About Andrei Tarkovsky
Andrei Tarkovsky (the son of noted poet Arseniy Tarkovsky) was born in Moscow in 1932. He studied filmmaking in The Gerasimov Institute of Cinematography (V.G.I.K) in Moscow. Tarkovsky's school project "The Steamroller and The Violin" (1960) is the director's first film and also the only film that fully takes place in Soviet lands. Starting his first themed feature film under the title "Ivan's Desires", the director finished the film as "Ivan's Childhood" in 1961. Tarkovsky's first major film provided international recognition to the director. It shared the Golden Lion award with another film at Venice Film Festival. His following feature "Andrei Rublev" (1966) was banned by the Soviet authorities. It was allowed in Soviet theaters only one year after it won the FIPRESCI Prize at 1967 Cannes Film Festival.
In 1972, Tarkovsky took off on a journey to search for the meaning of life through "Solaris," a science-dream film with the director's own interpretation, adapted from Stanislaw Lem's novel. Tarkovsky also included poetic elements in this film as he did in his previous works, and he was looking for the answers of the questions related to the people's existentialist goals such as finiteness-infinity and existence-nihility through the infinite corridors of the planet Solaris.

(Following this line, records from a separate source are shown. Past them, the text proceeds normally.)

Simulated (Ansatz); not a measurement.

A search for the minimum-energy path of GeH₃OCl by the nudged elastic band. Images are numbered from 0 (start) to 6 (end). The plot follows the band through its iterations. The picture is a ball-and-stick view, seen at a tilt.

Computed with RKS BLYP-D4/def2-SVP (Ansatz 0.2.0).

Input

"The Mirror" directed by Tarkovsky in 1975, shed some light to the director's childhood and youth, to the depths of his subconscious and dreams by originating from the concepts of reflection and memory. In the film, Tarkovsky's heroes start learning about the world in their personal roots. They spent their childhood in a faded joy they cannot even remember and this situation leaves them emotionally orphaned. "Stalker" (1979), on the other hand, depicts the journey of a guide, painter and writer towards a prohibited zone where a meteor lands. Tarkovkys's characters are in a spiritual journey within time and space in order to reach the ultimate comprehension and communication. The film also serves as Tarkovsy's inner journey and reminder of the years he spent in exile. This journey leads to a mysterious room at the end of the center of the zone, which cannot be reached through any other path and in which our deepest desires will be revealed and realized.
Tarkovsky shot "Nostalgia" in 1982 and his last film "Sacrifice" in Sweden in 1986, in which the director depicts a poet's payback with his own life. Andrei Tarkovsky died in Paris on Dec. 29, 1986.